Landship Foods is inspired by the conviction that growing and eating healthy food is one of the most important things we can do for both ourselves and the broader communities of which we are a part. The name comes from the language of pre-industrial Europe. Before the enclosure movement and the associated rise in notions of private property swept England, the suffix “-ship” (as in "relationship," or "friendship") referred to an object or an abstraction with collective duties and mutual rights. Thus, the term “landship” suggests that land was an entity through which humans were joined to each other by a set of rights and responsibilities. I advocate for a revival of this awareness.
Tuesday, April 20, 2010
If there is anyone out there frustrated with the lack of posts recently (and I'm not sure there is), I can only say, "I have been busy". Kind of lame, I know, but true. We are still in a gradual planting phase, but have had plants in for long enough now that weeds are starting to become an issue. So, as we continue to sow seeds, we must also keep on top of the weeds (and the water, and the pests, and the growth patterns; we do general assessments daily now). We are using new tools now and watering frequently. We should probably start harvesting kale, chard, and collards Friday morn.
Tuesday, April 6, 2010
Friday, April 2, 2010
I ate the first asparagus of the year last night and the first panfish two nights ago. We continue to plant away as the mercury soars past the 80 degree mark on the first few days of April.
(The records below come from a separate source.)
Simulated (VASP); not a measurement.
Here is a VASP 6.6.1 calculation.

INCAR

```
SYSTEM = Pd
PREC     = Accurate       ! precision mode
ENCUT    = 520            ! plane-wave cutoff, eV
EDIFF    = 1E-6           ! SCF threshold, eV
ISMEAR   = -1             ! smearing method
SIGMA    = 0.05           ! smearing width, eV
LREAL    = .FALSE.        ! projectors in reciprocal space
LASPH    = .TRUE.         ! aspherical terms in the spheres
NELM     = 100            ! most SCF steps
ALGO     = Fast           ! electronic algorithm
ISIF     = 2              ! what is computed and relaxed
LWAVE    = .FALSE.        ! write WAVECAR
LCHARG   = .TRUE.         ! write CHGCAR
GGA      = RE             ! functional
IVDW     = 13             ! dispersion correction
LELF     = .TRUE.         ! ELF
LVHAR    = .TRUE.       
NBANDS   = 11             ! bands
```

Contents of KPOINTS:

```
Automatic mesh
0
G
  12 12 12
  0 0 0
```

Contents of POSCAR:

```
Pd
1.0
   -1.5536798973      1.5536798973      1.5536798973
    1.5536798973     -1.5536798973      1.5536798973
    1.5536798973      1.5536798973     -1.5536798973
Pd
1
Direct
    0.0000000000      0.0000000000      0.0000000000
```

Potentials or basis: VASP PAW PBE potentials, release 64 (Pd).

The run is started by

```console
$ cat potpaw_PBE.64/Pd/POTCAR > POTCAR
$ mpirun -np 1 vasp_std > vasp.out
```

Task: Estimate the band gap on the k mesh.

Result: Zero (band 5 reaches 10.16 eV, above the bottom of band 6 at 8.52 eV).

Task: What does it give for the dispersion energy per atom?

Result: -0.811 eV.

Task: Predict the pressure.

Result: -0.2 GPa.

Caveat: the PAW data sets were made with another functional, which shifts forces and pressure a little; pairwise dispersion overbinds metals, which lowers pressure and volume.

Right now, it seems we might skip over spring and skid directly into summer, like some kind of nightmarish ride on a sweat-soaked slip n' slide. I believe some of my friends and neighbors will be rudely awakened with more cold weather, though. I actually bet my friends over at Local Okra a pint of Terrapin that it will get below freezing again sometime in early April. I feel it in my nearly 30 year-old bones! (Actually, I just wanted to use that expression; I still feel quite spritely at 29)
After today's work, I broke ground in the hoophouse, making room for the plantings to come (after we get the plastic on, of course).